The demand for greater processing power is more than ever as we celebrate the 50th anniversaries of invention of the transistor [Moor97], and ENIAC - the first general purpose digital computer, and the 25th anniversary of the invention of Intel 4004, the first microprocessor [Patt96]. The processors have doubled in performance every 18 months [Tred96] and researchers are looking at heterojunction based technologies to reap even greater performance [Jala95]. A number of heterostructures based high-speed device technologies are available today to a circuit designer [Kroe82] in Indium Phosphide (InP), Gallium Arsenide (GaAs), and Silicon-Germanium (SiGe) material systems. These technologies promise switching speeds of an order of magnitude higher than the current MOS and bipolar technologies [Kroe82]. The fabrication processes of a few of these technologies have matured to provide moderately large scale integration capability [Deyh95]. Transit time frequency, ft, is a parameter for evaluation of these devices. This frequency has been observed as high as 350 GHz for certain MESFET, HEMT, and HBT devices [Ali91]. Availability of dense packaging methods makes these technologies attractive for multi-chip implementation of complex circuits [Greu88].
One promising heterostructure technology is the advanced GaAs heterojunction bipolar transistor (HBT) technology [Kroe57][Asbe91]. Low yield and high-power dissipation of HBT circuits limit the number of gates that can be integrated on a chip. A high-speed RISC engine [Ditz80] can be realized by densely packing these chips on a fast package. The Fast - Reduced Instruction Set Computer (F-RISC/G) project at Rensselaer has applied this idea to develop a 1-ns cycle time, 32-bit processor with a 50-GHz GaAs/AlGaAs HBT technology [Phil93]. The processor is partitioned into twenty four chips with five custom chips in the chipset.
One reason to push for a faster clock rate system than stringing together a number of processors in parallel - as in a massively parallel processor (MPP) - to obtain a desired peak performance rate is the lack of a proportionate speedup in the performance of average applications due to an inherent serial nature of an average code stream. The parallel processors are also unable to match the memory network bandwidth with the data bandwidth required by the processing core. The cost effectiveness of assembling thousands of slow processors together with gigabytes of memory is also low due to the development time and low volume of the shipped machines. A case in point is the $50 million Intel/Sandia MPP which has 9624 Pentium Pro processors running at 200 MHz each with 500 GB of primary memory [Clar97], with a peak performance of 1.8 teraflops. The actual performance of such MPPs in some cases, is as low as 15% of the peak levels [Clar97]. Again, a higher clock rate processor will always increase the total performance of these machines.

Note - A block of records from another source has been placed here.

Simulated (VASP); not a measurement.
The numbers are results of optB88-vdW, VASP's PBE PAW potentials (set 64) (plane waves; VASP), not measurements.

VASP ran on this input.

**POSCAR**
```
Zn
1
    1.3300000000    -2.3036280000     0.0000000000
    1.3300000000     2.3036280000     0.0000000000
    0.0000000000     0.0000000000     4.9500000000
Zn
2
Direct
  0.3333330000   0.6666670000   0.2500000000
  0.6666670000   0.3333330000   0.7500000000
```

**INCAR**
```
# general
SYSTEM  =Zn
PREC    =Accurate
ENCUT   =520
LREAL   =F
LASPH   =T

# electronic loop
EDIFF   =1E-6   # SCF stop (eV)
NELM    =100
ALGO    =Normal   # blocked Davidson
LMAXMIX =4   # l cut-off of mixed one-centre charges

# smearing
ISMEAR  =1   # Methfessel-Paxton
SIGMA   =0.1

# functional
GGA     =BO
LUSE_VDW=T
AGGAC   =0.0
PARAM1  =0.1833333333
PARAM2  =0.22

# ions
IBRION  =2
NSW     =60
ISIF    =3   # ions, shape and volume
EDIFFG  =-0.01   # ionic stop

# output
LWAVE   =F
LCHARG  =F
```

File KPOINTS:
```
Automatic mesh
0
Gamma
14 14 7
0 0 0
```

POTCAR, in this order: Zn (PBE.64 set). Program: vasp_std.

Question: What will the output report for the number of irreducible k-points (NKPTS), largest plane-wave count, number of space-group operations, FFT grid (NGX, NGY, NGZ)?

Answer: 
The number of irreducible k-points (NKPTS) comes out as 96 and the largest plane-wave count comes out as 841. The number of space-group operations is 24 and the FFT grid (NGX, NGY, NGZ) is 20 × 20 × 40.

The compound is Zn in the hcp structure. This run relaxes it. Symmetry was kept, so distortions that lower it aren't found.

The potential advantages of a bipolar transistor with a wide-gap emitter over a homojunction transistor have been known for a long time [Shoc48][Kroe57]. The gain of a bipolar transistor can be increased by either higher doping of base or a band-gap difference between the base and emitter. The bases are usually doped upto their limit but there is still an additional opportunity for heterostructure transistors to engineer the bandgap [Kroe82]. This, in turn, permits a re-optimization of doping levels and geometries, leading to higher speed devices. The tradeoff between breakdown voltage and transit time frequency is given by an empirical relation - Johnson limit [John65] - which states that the product of ft and the breakdown voltage for bipolar devices follows ft.BVceo 300 GHz. Volts [1. 1]
All the heterostructure devices can circumvent the above inequality, thereby permitting even higher ft values. The most popular material systems for HBTs are the ones which have identical lattice constants, such as AlGaAs/GaAs and InGaAs/InP. The development of molecular beam epitaxy and metal-organic vapor deposition (MOCVD) techniques in 1970s enabled the fabrication of high quality semiconductor heterostructures [Chan94]. Many other growth techniques, including low-temperature epitaxial growth, are currently being developed in order to facilitate the fabrication of high-quality semiconductor heterostructural devices.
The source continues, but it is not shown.